But we use Bessel's correction precisely for this reason! Ww write $s = \frac {\sum(x_i - \mu)^2}{n-1} $ so that now $s ≈ \sigma$. My question is, after applying Bessel Correction, why cant we use Z test directly to estimate population mean $\mu$ ?

The $T$-distribution is a bit flatter than the $Z$-distribution. This essentially says the fact that the population variance is a bit more than the variance we estimated from the sample. But did we not already take that into consideration by applying Bessel correction?

Now another question arises in this context. From the Central Limit Theorem, the sampling distribution is essentially a Normal distribution and nothing else. Never any other distribution, and certainly NOT a $T$-distribution. Just because we may fail to estimate the variance does not mean you should change the sampling distribution of sample means from a $Z$-distribution to a $T$-distribution. If instead of the $Z$-distribution, you would have taken some other Normal distribution with variance "a bit more than 1", at least that would have made sense. A $T$-Distribution looks like a normal distribution, but is NOT a $Z$-distribution with variance increased by some amount. Just because there may be some uncertainty in determination of the $\sigma$, why are you assuming that, some entirely other distribution should better approximate the distribution of sample means?

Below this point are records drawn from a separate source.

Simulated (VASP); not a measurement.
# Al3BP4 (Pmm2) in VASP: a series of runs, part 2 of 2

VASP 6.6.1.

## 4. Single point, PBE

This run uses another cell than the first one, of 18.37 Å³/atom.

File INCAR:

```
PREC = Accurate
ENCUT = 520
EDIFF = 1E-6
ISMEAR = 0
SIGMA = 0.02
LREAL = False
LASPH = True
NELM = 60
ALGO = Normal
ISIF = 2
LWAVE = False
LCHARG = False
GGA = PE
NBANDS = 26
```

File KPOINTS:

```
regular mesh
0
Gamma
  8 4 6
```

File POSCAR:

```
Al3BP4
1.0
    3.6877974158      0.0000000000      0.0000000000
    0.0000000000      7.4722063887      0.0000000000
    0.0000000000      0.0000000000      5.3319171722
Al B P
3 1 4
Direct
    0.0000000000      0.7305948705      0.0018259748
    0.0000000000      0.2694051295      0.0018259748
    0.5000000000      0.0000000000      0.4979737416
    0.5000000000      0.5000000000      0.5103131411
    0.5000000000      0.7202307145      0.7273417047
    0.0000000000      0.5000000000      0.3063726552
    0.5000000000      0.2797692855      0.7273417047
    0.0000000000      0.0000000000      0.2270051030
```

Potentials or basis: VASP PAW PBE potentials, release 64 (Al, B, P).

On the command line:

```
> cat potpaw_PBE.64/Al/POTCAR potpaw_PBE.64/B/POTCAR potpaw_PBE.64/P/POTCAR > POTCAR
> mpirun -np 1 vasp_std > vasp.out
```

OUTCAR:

Note: I have already looked into the following answers and they do not satisfactorily answer my question

Estimating population SD when calculating t-statistic

When the population variance is unknown, we should use t-distribution.

3

There are 3 best solutions below

10
On

But the sample standard deviation $s = \frac {\sum(x_i - \mu)^2}{n} $ underestimates the true population parameter $\sigma$ (i.e. $s < \sigma$).

Attention to some details is needed here.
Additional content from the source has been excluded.